Key facts
- Japan's government denied pressuring the Bank of Japan to keep interest rates low.
- Concerns over expansionary fiscal policy have driven Japanese government bond yields to 30-year highs.
- A draft economic blueprint removed language pledging fiscal reform and called for monetary policy alignment with growth efforts.
- Economy Minister Minoru Kiuchi stated that monetary policy remains under the BOJ's jurisdiction.
- The government's primary fiscal target will shift from a primary budget surplus to the debt-to-GDP ratio.
Japan's government on Tuesday refuted market interpretations that it is undermining fiscal reform and pressuring the Bank of Japan to maintain low interest rates. These concerns have contributed to Japanese government bond yields reaching 30-year highs.
An economic blueprint draft released last month by the government suggested aligning monetary policy with growth objectives and removed a commitment to improving fiscal health. This has fueled fears that the administration's spending plans and preference for low rates could exacerbate Japan's financial situation and delay potential rate hikes by the Bank of Japan.

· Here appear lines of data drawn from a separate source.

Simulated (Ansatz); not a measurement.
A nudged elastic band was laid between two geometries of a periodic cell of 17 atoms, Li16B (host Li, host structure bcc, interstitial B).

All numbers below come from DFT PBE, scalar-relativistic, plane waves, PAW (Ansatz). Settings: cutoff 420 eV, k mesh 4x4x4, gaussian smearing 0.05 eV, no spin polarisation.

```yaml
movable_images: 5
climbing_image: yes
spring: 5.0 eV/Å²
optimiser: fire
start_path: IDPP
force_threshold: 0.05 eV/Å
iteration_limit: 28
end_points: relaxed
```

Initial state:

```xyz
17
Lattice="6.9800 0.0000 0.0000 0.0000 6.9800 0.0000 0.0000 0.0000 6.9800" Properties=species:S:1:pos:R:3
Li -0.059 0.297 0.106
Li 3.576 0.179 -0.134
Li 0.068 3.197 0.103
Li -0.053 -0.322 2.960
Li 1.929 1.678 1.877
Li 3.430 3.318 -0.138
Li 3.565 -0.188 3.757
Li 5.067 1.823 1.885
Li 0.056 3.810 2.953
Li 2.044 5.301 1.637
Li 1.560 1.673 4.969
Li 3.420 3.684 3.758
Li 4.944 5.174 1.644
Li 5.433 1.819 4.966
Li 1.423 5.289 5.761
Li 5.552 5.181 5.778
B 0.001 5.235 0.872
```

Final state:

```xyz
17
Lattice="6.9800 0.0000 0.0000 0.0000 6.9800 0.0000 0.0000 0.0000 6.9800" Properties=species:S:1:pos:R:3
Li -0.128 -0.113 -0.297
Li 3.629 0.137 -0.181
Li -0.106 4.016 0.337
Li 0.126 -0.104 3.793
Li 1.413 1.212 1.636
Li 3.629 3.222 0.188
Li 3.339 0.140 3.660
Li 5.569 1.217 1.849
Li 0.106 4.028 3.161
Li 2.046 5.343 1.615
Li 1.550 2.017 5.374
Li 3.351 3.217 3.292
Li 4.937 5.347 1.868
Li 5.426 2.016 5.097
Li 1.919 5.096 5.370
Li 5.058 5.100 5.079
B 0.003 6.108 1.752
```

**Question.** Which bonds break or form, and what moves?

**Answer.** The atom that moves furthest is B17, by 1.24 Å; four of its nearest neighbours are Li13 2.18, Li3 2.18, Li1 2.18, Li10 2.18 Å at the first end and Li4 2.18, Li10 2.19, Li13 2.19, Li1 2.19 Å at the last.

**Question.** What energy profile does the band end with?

Economy Minister Minoru Kiuchi, responsible for the blueprint's compilation, clarified that the market's perception of the document intending to curb BOJ rate hikes was a misunderstanding. He emphasized that the government respects the Bank of Japan's jurisdiction over monetary policy and has no intention of engaging in reckless spending, asserting that the draft does not signify a departure from fiscal discipline.
Kiuchi indicated no immediate plans to alter the language concerning fiscal and monetary policy within the draft blueprint, which is slated for finalization at a cabinet meeting later this month. Under Prime Minister Sanae Takaichi, the government intends to shift its main fiscal target from annual primary budget surplus goals to Japan's debt-to-GDP ratio, a metric less sensitive to borrowing levels as long as the economy expands. Takaichi has previously pledged a 'responsible, proactive fiscal policy' aimed at addressing under-investment.
The focus on significant government spending, coupled with a lack of clarity regarding funding sources, has led to an increase in bond yields as investors worry about the impact on Japan's already strained public finances.